Meet Our Teachers: Juliana Arenas from Colombia
09 June 2021, Wednesday

Today, our guest in the "Meet Our Teachers" column is Juliana Arenas. She lives and works in Colombia, one of the first countries where our project began operating. Juliana teaches several groups online and is one of our most dedicated associates.

Juliana spoke about what inspires her, about the best way to motivate students, and about what the most important thing is when working as a teacher. 

Tell us a little about yourself

My name is Juliana Ramirez Arenas. I am 38 years old. I am not married. I was born in the city of Bucaramanga in the Santander district. I work as a backend developer in finance. I devote my free time to volunteering at charitable foundations.

Why did you decide to teach?

In 2012, I had the opportunity to work as a teacher at the Universidad Autónoma de Bucaramanga. That was the moment my teaching career began. My dad supported me, as he himself had been a teacher for over 40 years.
I like teaching. As a teacher, I work with children and adults, and even with professionals who want to improve their qualifications.
A few years ago I had a very capable student who was having financial difficulties at home. I learned of his situation and found a way to help him so that he wouldn't drop out. I find having the opportunity to help people very inspiring.

What personal qualities should a teacher have?

First of all, compassion. We must always understand that all of our students want to learn new things, that not everyone acquires knowledge in the same way, and that everyone has their own experience of learning. In addition, love for your work, a positive attitude, and listening skills are essential, because you need to find your own approach to each student.

The main rule for a teacher is...?

Always teach with love and understanding. As teachers, we must ensure that our students acquire the skills they need in life. Everything that we tell them is important, and we must be sure that they have assimilated all the knowledge that we pass on.

What difficulties do you usually face at work?

Sometimes our work is difficult, because every student is different. Don't forget that not everyone learns at the same pace, and sometimes we can, without realizing it, leave behind those who just need a little more attention. The biggest difficulty that can arise, in addition to the all-too-familiar issues with online teaching, is that if someone falls behind, it can slow down the learning process for the entire group.

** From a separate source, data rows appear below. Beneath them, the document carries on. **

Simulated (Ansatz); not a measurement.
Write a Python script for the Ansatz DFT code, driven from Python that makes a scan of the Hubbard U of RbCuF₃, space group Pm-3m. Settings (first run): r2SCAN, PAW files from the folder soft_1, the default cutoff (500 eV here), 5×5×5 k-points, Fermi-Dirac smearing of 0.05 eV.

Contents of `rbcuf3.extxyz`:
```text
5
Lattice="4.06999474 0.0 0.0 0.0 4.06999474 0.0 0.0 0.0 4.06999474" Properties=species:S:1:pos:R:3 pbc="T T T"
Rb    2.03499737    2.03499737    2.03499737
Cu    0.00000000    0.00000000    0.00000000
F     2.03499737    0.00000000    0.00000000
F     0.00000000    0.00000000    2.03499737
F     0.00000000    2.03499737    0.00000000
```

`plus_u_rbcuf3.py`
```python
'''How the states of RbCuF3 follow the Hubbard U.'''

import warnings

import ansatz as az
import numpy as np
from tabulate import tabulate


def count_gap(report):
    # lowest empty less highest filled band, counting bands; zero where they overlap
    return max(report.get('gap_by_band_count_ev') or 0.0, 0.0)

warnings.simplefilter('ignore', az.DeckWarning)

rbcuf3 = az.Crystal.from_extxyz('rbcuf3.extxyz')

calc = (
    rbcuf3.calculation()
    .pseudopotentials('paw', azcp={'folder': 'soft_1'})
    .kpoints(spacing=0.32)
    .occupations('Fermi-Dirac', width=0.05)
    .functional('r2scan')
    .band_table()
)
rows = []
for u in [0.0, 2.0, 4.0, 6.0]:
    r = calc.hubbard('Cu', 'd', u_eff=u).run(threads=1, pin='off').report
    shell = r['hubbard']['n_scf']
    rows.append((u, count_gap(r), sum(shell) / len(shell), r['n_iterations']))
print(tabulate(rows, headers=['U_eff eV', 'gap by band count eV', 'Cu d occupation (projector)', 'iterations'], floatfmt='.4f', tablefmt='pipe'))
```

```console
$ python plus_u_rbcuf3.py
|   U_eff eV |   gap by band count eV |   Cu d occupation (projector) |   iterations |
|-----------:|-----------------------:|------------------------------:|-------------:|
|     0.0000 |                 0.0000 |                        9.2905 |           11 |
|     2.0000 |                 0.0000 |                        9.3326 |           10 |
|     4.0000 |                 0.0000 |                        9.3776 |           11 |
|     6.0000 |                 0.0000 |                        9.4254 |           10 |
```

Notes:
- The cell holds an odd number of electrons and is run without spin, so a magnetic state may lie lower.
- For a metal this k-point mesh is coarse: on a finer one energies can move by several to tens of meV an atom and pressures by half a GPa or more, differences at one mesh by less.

What does a working day look like for you?

I usually work on Saturdays. I have three lessons per day. The online teaching format allows me to conduct lessons for people from different parts of the country.

Classes start at 8:00 and end at 15:00. Of course, I prepare in advance for each lesson, put together a plan, and get my materials together.

Is it easy to teach online lessons?

Not always. Children need to be constantly guided and motivated, as well as given help so that they don't give up entirely when they first face a challenge. The difficulty of online learning is that it is sometimes more difficult to hold a student's attention. Although it rarely happens, the kids do sometimes get distracted.

What motivates and inspires you?

I am inspired by the students' interest. It's really good to see them absorbing the knowledge and wanting to learn more. It means that it's not all in vain. Each student is a whole world, and you need to find an approach for each one.

What do you like about teaching?

I like helping people develop. I keep in touch with my former students and take pleasure in their successes as if they were my own. However, in some ways, they are also my successes, as they show that I was able to convey to them the necessary knowledge and lay the necessary foundation. When I talk about success, I don't mean just a career.
After all, we pass on our values to our students so that they become good people and contribute to the development of our society.

How should you properly motivate students?

Encourage them, tell them what they are capable of and that they can learn anything they dream of. In one of the groups, at the beginning of the course, only one student was very motivated and engaged. I managed to construct the educational process in such a way as to motivate all the students at once, so that everyone has the opportunity to become an excellent programmer.
Modern children are surrounded by information technology from birth, and they have access to a huge amount of information online. Today, information technology is part of a very interesting ecosystem that allows people to exchange skills and stimulates progress. It is very important to teach children how to use this resource correctly, which will help them in the future.

What do you think of the BeginIT project?

It's a great project for children who are just starting their journey in the field of information technology. Your project is geared towards children who enjoy coding, and it helps them develop these skills, which will benefit them in the future.

What are your plans for the future?

I hope to continue working on the BeginIT project. Also, in addition to my professional growth, I want to become a full stack developer of banking structures and to support administrative processes.

What advice would you give to future teachers and students? Is there anything that you'd like to wish for your colleagues and the project's members?

The BeginIT project learning platform provides participants with a variety of learning tools. However, personal communication is also important, although it is difficult to implement in the current situation. It is important that each participant feels like an integral part of the educational process and can interact with their classmates without losing the spirit that arises from face-to-face classroom interaction and personal communication.

We'd like to thank Juliana for a fascinating interview and for the contribution she has made to our project!